Friday, August 23, 2013

My Timing vs God's Timing

I'm not going to pretend and I'm not going to lie... 
Waiting without news on our little guy is just straight up HARD!
I am S.T.RUGGLIN'!

He was supposed to be home to enjoy the summer with our family.
He was supposed to experience so many summer "firsts" alongside Xavier.
We were supposed to have time together as a family before Addison started Kindergarten.
The list goes on and on in my mind...
But this list is my time frame - it's what Kristen thinks is best.

God's got a different time frame in mind and it's the most absolutely perfect plan.
I don't know what it is and there are days that I don't like it.
But I know in my head (and often remind my heart) that it's His perfect plan.
God's got this! 
 This isn't too big for Him - He can move mountains.  
Yes, the embassy investigation often feels like a mountain to me, but it's nothing to God.

I'm often reminded that God's using this time to mold us, shape us, 
teach us and prepare us for what He has in store for us.  
I will admit, I'm not always the best student - 
I think I probably whine some a lot.

2 things I do know:
1.  If the adoption process had kept moving so quickly and Zaine would have come home in April like expected, I wouldn't have learned nearly as much as God wanted me to glean through this process.  I've learned raw reliance on Him through this process - I have ZERO control of anything.  I have a child on the other side of the world and I see pictures of him every few months.  That's it - I don't know anything about him.  I have to fully depend on God to give Zaine an overwhelming peace.  I have to trust that he has food to eat, clothes to wear, hands to hold him and love on him and that he's healthy and not sick.  Hard things to trust God on when he's living in the poorest country in the world.  
I've learned a LOT about hitting my knees in prayer.  If he had come home in April, I wouldn't have learned this whole different level of trusting God and bathing our process, Zaine and other adoptive families in prayer each day.
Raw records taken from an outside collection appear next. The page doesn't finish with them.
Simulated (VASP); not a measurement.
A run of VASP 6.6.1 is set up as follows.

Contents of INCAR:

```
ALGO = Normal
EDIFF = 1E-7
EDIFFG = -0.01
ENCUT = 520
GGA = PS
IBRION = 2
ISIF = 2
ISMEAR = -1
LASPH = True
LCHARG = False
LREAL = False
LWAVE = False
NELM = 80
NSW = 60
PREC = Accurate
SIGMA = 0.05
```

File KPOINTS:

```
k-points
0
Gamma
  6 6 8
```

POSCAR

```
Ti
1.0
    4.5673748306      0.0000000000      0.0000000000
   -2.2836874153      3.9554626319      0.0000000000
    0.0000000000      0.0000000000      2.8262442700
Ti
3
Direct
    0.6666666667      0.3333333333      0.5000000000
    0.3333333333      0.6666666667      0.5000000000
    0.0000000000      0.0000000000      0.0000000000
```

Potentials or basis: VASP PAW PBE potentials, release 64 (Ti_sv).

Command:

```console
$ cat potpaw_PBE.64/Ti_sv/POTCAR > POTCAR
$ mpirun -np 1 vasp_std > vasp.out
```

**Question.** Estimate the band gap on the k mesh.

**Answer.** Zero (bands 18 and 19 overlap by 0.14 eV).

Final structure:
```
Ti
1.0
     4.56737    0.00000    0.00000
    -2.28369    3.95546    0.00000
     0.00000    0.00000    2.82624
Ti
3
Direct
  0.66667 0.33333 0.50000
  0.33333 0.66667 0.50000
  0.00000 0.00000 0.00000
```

2.  If Zaine had come home in April, money wouldn't have been such an issue.  Like I've mentioned before, Todd and I definitely didn't have $35,000 sitting around but we had saved, friends and family have given, we've fund raised in small ways and God has provided to make this happen.  Todd works for an air force base and was hit by the furlough recently.  He was off ever Friday (yay for 3 day weekends but boo for not getting paid).  Early on in the process I had mentioned that I felt very blessed that we didn't have to raise all the funds for this adoption but that it was neat to watch God provide for families who had to completely rely on God's provision to get through an international adoption.  Well, my friends... when you take away a percentage of Todd's salary and add more costs to the adoption process (more foster care payments and other fees that get added on) - we learned a different level of trust and reliance on God.  He saw us through that time and thankfully the government is back to work full time.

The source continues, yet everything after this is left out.